Locating Sweet Spots: Shale Petroleum Systems

Petroleum system analysis has been a major tool in petroleum geoscience and exploration – but can it help locate shale ‘sweet spots’ and thus increase production, reduce risk and minimize the environmental footprint?
This article appeared in Vol. 17, No. 2 - 2020


Locating Sweet Spots: Shale Petroleum Systems

In the last decade US oil production increased by 60%, to over 13.4 MMbopd by early 2020. This increased production, which has been partly responsible for depressing oil prices, has been made possible essentially because of the shale revolution, since US conventional crude production has been in decline for decades.

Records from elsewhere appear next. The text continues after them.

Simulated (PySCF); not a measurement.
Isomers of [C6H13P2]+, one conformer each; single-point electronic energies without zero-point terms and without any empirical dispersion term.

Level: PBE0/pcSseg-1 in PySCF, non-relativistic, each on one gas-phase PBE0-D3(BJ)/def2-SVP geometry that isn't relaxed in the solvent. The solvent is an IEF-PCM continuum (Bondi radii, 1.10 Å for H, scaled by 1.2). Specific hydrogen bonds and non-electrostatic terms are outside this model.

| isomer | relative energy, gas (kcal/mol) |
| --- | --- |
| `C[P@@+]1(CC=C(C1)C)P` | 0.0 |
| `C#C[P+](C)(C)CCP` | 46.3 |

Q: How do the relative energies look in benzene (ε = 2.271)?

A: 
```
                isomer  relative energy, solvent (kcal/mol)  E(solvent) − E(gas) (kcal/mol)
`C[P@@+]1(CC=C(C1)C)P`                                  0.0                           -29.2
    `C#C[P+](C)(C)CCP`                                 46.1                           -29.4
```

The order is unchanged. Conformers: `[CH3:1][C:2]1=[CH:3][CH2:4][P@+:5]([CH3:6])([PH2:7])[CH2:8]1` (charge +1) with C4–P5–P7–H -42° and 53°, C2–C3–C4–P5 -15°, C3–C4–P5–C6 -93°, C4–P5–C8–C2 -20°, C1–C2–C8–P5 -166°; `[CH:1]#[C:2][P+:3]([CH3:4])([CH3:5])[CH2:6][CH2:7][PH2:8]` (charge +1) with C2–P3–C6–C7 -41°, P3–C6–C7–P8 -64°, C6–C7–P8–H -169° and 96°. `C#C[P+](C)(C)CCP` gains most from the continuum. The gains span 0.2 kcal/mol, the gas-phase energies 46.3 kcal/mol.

  • A view of fractured Marcellus Shale of Devonian age in West Virginia (the author is in the picture for scale). © Rasoul Sorkhabi.

The shale revolution in the US is currently limited to a few basins and formations: the Permian, Barnett and Eagle Ford in Texas, the Bakken in North Dakota, and the Marcellus in the Appalachian east. However, there are numerous other shale plays in North America and elsewhere in the world, and many other countries regard their shale resources producible if economic and technological conditions became optimal. Meanwhile, there are some fundamental questions about shale science that we do not understand. Given that shale formations are self-sourced and self-sealed reservoirs, how can we apply petroleum system analysis, a methodology developed for conventional reservoirs and prospects, to these formations? Can petroleum system analysis reduce risk and increase productivity of shale petroleum? This article aims to address these questions.

Petroleum System Analysis

Petroleum system analysis in shale formations. © Rasoul Sorkhabi. When the oil industry began in the 1860s, all oilmen wanted to find were seeps and anticlines to drill. In the 1920s, they began to develop concepts and technologies to quantitatively study reservoir rocks. For the next 50 years, subsurface mapping and characterization of reservoirs and traps by geological and geophysical methods was the focus in exploration. It was not until the 1970s that source rock studies drew serious attention from the industry and geochemists developed techniques to identify kerogen types and estimate thermal maturity of source rocks, based mainly on vitrinite reflectance microscopy. As computational and digitization techniques were developed in the 1980s, it became possible to perform basin-scale modeling of oil generation, migration, and accumulation, as geochemists developed ideas and methods to characterize petroleum source rocks. 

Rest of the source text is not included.